The data presented in this example vignette is inspired by a study from Anandarajan et al. (2002), who looked at the impact of communication means through different disclosure format on the perceived risk of organization on the brink of bankruptcy in accountancy. There is a single between-subject factor for the disclore format, and three measures of the performance, ratings for the interest rate premium assessed, for the ability to service debt and that to improve profitability.
Data
We first load the data from the package and inspect the content.

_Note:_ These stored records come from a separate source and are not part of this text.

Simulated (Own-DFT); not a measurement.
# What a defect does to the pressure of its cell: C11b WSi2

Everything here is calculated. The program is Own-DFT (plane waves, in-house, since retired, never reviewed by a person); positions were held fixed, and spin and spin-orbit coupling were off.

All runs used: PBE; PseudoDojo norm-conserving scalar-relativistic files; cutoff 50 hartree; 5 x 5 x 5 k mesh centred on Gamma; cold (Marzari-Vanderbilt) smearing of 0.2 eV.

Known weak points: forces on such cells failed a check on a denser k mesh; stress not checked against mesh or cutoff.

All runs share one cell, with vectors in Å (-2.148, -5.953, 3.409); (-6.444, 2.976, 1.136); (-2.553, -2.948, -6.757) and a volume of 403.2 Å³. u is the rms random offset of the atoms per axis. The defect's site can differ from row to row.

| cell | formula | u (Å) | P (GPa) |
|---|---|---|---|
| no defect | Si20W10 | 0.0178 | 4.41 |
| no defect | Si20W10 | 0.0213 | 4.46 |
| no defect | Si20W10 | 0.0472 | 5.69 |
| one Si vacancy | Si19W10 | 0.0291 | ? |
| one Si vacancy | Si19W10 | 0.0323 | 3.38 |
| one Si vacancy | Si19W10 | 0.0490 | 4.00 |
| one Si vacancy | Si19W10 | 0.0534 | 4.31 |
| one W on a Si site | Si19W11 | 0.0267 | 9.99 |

The data are unbalanced by condition. In general, we need them to be roughly balanced to maximize power. The manova function will not be usable unless data are balanced, and we need to enforce sum-to-zero constraints to get sensible outputs. After this is done, we can fit the multivariate linear model with lm by binding columns on the left of the ~ sign to gather the response vectors.
Code
options(contrasts =c("contr.sum", "contr.poly"))model <-lm(cbind(prime, debt, profitability) ~ format, data = AVC02)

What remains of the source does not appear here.